Before I look at solving the problem, I’ll first go over all the observations I can make about the position.


  • Black is up an exchange and down one pawn.
  • White has a quick mating attack. For example, 1. hxg6+ Kg8 2. Ne7#
  • White’s queen is undefended.
  • White’s rook is undefended.
  • White’s king is very open.
  • Black’s king is very open and in grave danger
  • Black needs a quick attack

It’s clear that black needs some sort of forcing sequence to avoid checkmate. Let’s look at a few lines.
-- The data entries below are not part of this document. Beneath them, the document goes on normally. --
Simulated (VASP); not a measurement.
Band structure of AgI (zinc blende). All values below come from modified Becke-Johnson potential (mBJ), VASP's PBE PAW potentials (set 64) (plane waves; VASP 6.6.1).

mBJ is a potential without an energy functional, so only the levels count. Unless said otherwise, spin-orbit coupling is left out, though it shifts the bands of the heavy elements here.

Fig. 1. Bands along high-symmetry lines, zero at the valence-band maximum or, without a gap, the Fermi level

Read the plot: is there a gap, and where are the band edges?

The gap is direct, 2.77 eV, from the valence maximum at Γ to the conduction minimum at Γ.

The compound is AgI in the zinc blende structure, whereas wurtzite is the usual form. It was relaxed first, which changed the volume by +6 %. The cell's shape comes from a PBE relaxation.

The first move that comes to mind is 1… Rc1+, sacrificing the rook for a mating try. After running through a few lines, there is no way for white to continue the attack. For example, after the moves 1… Rc1+ 2. Kxc1 Qa1+ 3. Kd2 Qxb3+ 4. Ke1 we get the following position:

tactic solution line 1

Here, there is no continuation. White is up material and has a decisive mating attack. If we go back to the original position and instead play 1… Rc1+ 2. Kxc1 Rc8+ 3. Kb1 we get this resulting position:

tactic solution line 2

Once again, we are stuck. There is no follow up, black has lost a rook and still has to deal with white’s mating attack. Let’s start with a different first move. Here’s the initial position again:

The only other forcing move here is to sacrifice the queen. 1… Qa2+ is nice, but after Ra8+, the king can hide away on the b1 square, and there is nothing to do. We can’t afford a waiting move because hxg6 is so devastating. 1… Qa1+, again sacrificing the queen, looks like the correct answer. The crucial follow up is Rc1+. After Ka2 (white’s only legal move), we get this position.

tactic solution

From here we have a simple mate in two, using the f8 rook. After Ra8+, white can block with the queen on the a7 square, after which Rxa7 is checkmate.


It’s important to not only look at the threats you have in the position, but also look for what threats your opponent has in the position. We can quickly see that hxg6+ is devastating and there is no great way to prevent it. This is a hint to look at forcing checks and checkmates, rather than trying to win a piece.

This skill is important in blitz and OTB games as well. If our back is against the wall, look for forcing moves to try to swindle a win or back into a pereptual.

Tactic #2

tactic problem 2
Try this problem on chess.com

A problem similar to #1. Let’s start with observations.


  • Black is up three pawns
  • If the queens and rooks were traded off, black would be easily winning.
  • Black’s rook is undefended
  • Black’s move Qxf2+ will lead to at least a perpetual check.
  • Both kings are wide open
  • White’s pieces are much more coordinated than black’s.
  • Rh7+ is the only valid check in the position
  • White likely will need to win the a8 rook with check.


As mentioned in our observations, it’s pretty clear the first move is Rh7+. Note that if the king moves to the 8th rank, they immediately get checkmated. 1… Kf8 2. Qg7+ Ke8 3. Qxe7# or 1… Ke8 2. Qxe7#. After 1. Rh7+ then, the only move for black is Ke6, giving us this position:

Here it is very tempting to play 2. Qxe7+. This however will let black’s king out. For example. 2… Kd5 3. Rh5+ (or anything else) Kc4, we can see that the attack is slipping and black’s king is running.

tactic solution line 1

Instead, after 1. Rh7+ Ke6 we need to play 2. Rxe7+. This restricts the king to the e6 square, giving us this position:

Here we can see that Qe5# is on the board.


Similar to the last tactic, when our king is in danger we need to find forcing moves. We again find a very strong threat against our king (in this case Qxf2+) in a fast and forceful way. We need to use our queen and rook coordination quickly to solve these threats against our king in a tactical way.

It was pretty easy to find the first move in this one, but we need to carefully calculate the follow up so we don’t blow our decisive advantage.